Government raid on right-wing radio station sparks Knesset row

JERUSALEM — The Knesset erupted in an uproar this week after police raided a right-wing pirate radio station and essentially shut it down.

The move, which came as Israeli troops clashed with Israeli settlers in the West Bank, sparked stormy protests and charges of undemocratic behavior.

The station, known as Arutz 7 (Channel 7), broadcasts from a ship off Israel's coast outside Israeli waters. It was docked near Ashdod port for repairs when police boarded the vessel Monday with a court order from the Communications Ministry to shut it down.

Police charged that the station had no license or authorization to transmit its signal.

In the Knesset, the closure of Arutz 7 quickly hijacked what started out as two routine no-confidence motions on the political situation.

National Religious Party member Yitzhak Levy said he was adding the seizure to his party's no-confidence motion, charging that Communications Minister Shulamit Aloni ordered the shutdown because "the station was bothering the government."

Eliezer Sandberg of the right-wing Tsomet Party said the police raid showed the government's intent to silence voices of the opposition.

Hagai Segal, the Arutz 7 news director, told The New York Times the impounding of the station's equipment "shows that under the government of the left, Israel is no longer a democracy. This measure was taken to shut us up."

"It is an obvious next step after administrative detentions, and the attack on religious soldiers who declare they don't want to uproot army bases in the territories," he said.

Opposition and Likud leader Benjamin Netanyahu agreed there was a basis to ensure the Arutz 7 operated legally, "but there's a second basis to democracy, and that second basis is freedom of expression," he said.

Arutz 7, Netanyahu said, is the only station in the country that expresses the views of the nationalist camp — and for that reason, Aloni decided to close it.

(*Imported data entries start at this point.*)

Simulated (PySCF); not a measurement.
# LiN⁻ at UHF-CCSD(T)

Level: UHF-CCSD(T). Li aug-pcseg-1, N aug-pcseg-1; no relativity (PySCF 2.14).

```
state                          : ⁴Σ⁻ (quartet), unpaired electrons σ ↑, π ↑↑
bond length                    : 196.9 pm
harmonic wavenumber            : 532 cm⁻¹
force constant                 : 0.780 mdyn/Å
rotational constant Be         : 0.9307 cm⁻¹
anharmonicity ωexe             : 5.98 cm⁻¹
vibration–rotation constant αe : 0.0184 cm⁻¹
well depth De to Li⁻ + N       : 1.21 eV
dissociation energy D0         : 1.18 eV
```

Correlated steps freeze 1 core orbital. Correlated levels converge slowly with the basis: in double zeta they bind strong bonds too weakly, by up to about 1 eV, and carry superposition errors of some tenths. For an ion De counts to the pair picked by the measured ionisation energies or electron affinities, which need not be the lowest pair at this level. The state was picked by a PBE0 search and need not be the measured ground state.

But when the Likud was in power, he added, it tolerated voices of dissent. Foreign Ministry offices abroad received subscriptions to two left-wing papers, Davar and Al Hamishmar, he said, while the Labor government canceled overseas subscriptions to the right-leaning Jerusalem Post — even when publisher Yehuda Levy offered to provide the papers free.

Similarly, he noted, the Likud left peacenik Abie Nathan's pirate radio station, the Voice of Peace, unmolested in the 1970s.